Friday, March 15, 2019

album review: 'girl with basket of fruit' by xiu xiu

Well, it's about time I finally got to this. And here's where we also need some backstory - at the start of February on Twitter I participated in a writing exercise called, appropriately, Music Writing Exercise, or #MWE. And for me it was a cute little side project for me to knock out some quips surrounding back catalogs I was covering alongside my regular reviews, and I figured that given that Xiu Xiu had been one of the most glaring holes in my musical knowledge, I'd listen to their entire discography for #MWE and so I could review their newest, critically divisive project. And...

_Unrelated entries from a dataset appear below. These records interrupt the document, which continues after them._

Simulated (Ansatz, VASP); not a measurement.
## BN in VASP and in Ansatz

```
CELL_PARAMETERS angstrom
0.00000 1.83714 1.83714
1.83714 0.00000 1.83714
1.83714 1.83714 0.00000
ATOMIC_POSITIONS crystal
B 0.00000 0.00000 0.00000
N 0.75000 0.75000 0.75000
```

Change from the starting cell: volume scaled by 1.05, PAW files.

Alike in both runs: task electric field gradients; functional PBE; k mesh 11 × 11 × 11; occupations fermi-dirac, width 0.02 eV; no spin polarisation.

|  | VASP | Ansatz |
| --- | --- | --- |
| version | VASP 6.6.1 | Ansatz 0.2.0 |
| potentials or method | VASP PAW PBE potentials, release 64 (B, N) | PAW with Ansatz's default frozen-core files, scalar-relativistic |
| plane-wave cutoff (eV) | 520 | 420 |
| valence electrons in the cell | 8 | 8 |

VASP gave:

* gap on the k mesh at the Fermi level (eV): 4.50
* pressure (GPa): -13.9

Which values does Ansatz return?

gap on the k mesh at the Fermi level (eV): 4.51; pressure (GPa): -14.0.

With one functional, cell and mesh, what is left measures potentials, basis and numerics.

Well, it's complicated - but also not nearly as much as I was expecting, because Xiu Xiu has put out a lot of wiry, abrasive provocation for its time. Now there are some absolutely great albums and you can definitely hear their influence across plenty of experimental acts, especially the ones with more of a focus on queer sexuality and especially Perfume Genius, but in hearing the discography as a whole it's easy to get burned out on shock tactics, or notice when the group isn't playing to their strengths. For one, I've always been convinced that they've had a knack for striking pop melodies and high concept ideas that rarely get the credit or analysis they deserve - mostly because it's way easier to focus on the profanity and explicit content and sheer noise - but at the same time there are stretches in that discography that seem to be coasting on airs, especially when they bring in a delicacy that feels undercomposed, and that's not counting when the great ideas don't quite stick the landing. And while singer-songwriter Jamie Stewart is a potent mastermind behind the project, if you have a keen ear you can very much tell how and where his sound is inspired and shaped, which can put a damper both on the provocation and the "unique, boundary-pushing experimentation", and that's not getting to the points where Xiu Xiu recycles old material and ideas a little too readily. But still, they ditched John Congleton's production this time around and with the subject matter surrounding female martyrdom... well, why not dive headfirst into some transgressive art, so what did we get from Girl With Basket Of Fruit?

Well, we sure as hell got something, and from me you're not getting a typical review, that's for damn sure. Once again we're getting a 'difficult' album from Xiu Xiu - if you were expecting hooks or stable tunes or anything more than a purely textural experience, you're going to be disappointed, and I say 'textural' because even before you dig up any interviews, it becomes clear Xiu Xiu is actively trying to resist straightforward analysis with Girl With Basket Of Fruit. It's a project so thoroughly consumed by its own nihilism that it's hard to avoid the possibility that Jaime Stewart is mercilessly trolling, spewing flamboyant poetry and daring the audience to find meaning where there isn't any... but that's not quite it, rather that if there is meaning or a place where the emotive resonance truly cuts him deep, he couldn't possibly comment, which can give the impression of an overloaded string of inside jokes and grotesque imagery, held together with the most tenuous flashes of context - which is what most have suggested, but I'd argue there's even more going on here. And I just wish I liked it more, because I'm not remotely convinced that it's all that good, especially if you're not mesmerized by what's on display.

So let's start with setting the context with two broader statements that Stewart provided: first, that there was a 'feral draw' towards the 'intersection of aesthetic culture/art and "underground" spirituality', or to translate this, the sort of vaguely articulated, "baser" traditions outside of "Western values" and their emotive expression and amplification through art and culture inspired by it. In other words, he's cherry-picking what to mainstream sensibilities defies the most reason or good taste and filtering it through Xiu Xiu's distinctive emotive spectrum, which leads to the second statement: a belief that we as a species are fucked because we're destroying the planet and through his emotional filter, what would comprise our grave marker - what has humanity truly delivered. Again, this is a project consumed by nihilistic depression - and let's be honest, that's an undercurrent that's run through a lot of Xiu Xiu's material and should be unsurprising for a frontman who cites Morrissey as his favourite artist - and when you couple it with material that's more amorphous texture than structured songs, this album is more about capturing a fractured emotion than making a point. Hell, its resistance of analysis could well be making a point on its own.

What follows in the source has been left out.